A hack on the Defence Information Systems Agency (DISA), responsible for US military comms including calls made by President Trump, exposed the personal data of about 200,000 people, it was announced last week.
The agency has played down the severity of the attack, stating that the information stolen wasn’t “sensitive”, but director of strategic threat at cyber security firm Darktrace and ex-CIA officer, Marcus Fowler, says that this kind of information can be invaluable for nation states plotting further attacks.
“I think they often undervalue the importance of the information they share. As an intelligence officer, every bit of intel from any variety of places can be used to target individuals, organisations, any number of things,” says Fowler.

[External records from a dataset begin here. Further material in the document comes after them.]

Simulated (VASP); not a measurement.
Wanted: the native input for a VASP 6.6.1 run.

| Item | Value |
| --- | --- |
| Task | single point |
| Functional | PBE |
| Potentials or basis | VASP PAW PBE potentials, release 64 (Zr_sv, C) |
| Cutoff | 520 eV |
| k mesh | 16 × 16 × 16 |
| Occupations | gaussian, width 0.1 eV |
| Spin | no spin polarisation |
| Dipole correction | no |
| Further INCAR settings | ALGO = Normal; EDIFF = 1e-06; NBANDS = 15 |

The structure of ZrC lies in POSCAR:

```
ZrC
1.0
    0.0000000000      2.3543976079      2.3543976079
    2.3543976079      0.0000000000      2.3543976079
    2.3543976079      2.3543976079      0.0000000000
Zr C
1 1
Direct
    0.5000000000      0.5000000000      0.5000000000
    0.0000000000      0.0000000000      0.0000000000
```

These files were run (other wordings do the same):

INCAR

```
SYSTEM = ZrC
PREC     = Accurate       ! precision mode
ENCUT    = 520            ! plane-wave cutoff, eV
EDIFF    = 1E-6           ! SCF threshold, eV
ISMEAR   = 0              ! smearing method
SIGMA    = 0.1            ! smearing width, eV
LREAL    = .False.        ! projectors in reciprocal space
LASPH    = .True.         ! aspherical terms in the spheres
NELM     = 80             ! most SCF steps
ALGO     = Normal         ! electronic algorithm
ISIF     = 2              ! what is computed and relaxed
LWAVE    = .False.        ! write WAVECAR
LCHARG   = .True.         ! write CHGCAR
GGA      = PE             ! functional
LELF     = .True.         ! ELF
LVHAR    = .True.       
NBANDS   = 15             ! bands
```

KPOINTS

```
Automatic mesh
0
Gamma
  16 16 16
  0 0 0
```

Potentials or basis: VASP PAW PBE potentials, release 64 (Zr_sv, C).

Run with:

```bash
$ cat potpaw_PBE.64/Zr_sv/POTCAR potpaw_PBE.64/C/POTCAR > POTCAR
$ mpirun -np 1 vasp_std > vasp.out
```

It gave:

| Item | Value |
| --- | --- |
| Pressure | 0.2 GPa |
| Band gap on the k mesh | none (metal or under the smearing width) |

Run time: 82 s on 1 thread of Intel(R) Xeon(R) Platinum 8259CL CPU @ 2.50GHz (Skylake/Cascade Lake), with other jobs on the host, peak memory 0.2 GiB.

For this reason, he cringes every time he hears companies or organisations deploying the ‘lack of sensitivity’ get-out card to diminish a hack.
This kind of information can be vital in building a broader social engineering attack. Attackers might match up names on this list with information that has been leaked before. For example, they could consult data leaked in the 2017 Equifax hack and choose to target those low credit scores.
This might be combined with information scraped from the social media environments of the target or their associates.
“Each of these individuals has concentric rings of circles around them that have varying degrees of security acumen and awareness,” points out Fowler. “Targeting profiles for senior leaders can no doubt be incredibly robust and complex – trying to get them through family members or other avenues.”
There are 8,000 military and civilian employees at the DISA, but the many others whose data is handled by the agency were also affected.
Unlike credit card details, this data can’t be extorted for financial gain, but although this matters to cyber criminals, it doesn’t for nation state actors. “This data still has value, or the attacker wouldn’t have sat there for two months and taken it,” says Fowler.
DISA hasn’t shared details about how the hack was orchestrated but Fowler says his immediate suspicion would be some kind of spearfishing campaign. “Somebody clicked on the link. Something wasn’t patched. It was able to get down.”
The Department of Defense would not confirm to the BBC whether or not it was aware of who was responsible for the attacks. Generally, for government agencies, the assumption would be a nation state attacker. But Fowler speculates it’s also possible that a cyber criminal came upon the vulnerability and spotted an opportunity to sell the data.
“One thing that will be interesting is where does this data show up? If you find it on the dark web for sale, then it was probably cyber criminals. If we never see it again in its full package, then I would say nation state and that it’s being used for some larger targeting event.”
The hack took place over two months between May and July 2019, which indicates inadequate visibility or understanding of the digital environment at DISA. “Someone should have observed that – that is an observable anomaly change within that environment,” says Fowler.
Fowler believes that DISA falls into the same category of other government institutions whose cyber security strategy is very threat centric, at the expense of closely monitoring the internal environment. “That works from a counterterrorism standpoint, but from a cyber security standpoint, it’s actually not the best approach in terms of how you should be thinking about your cyber security,” says Fowler.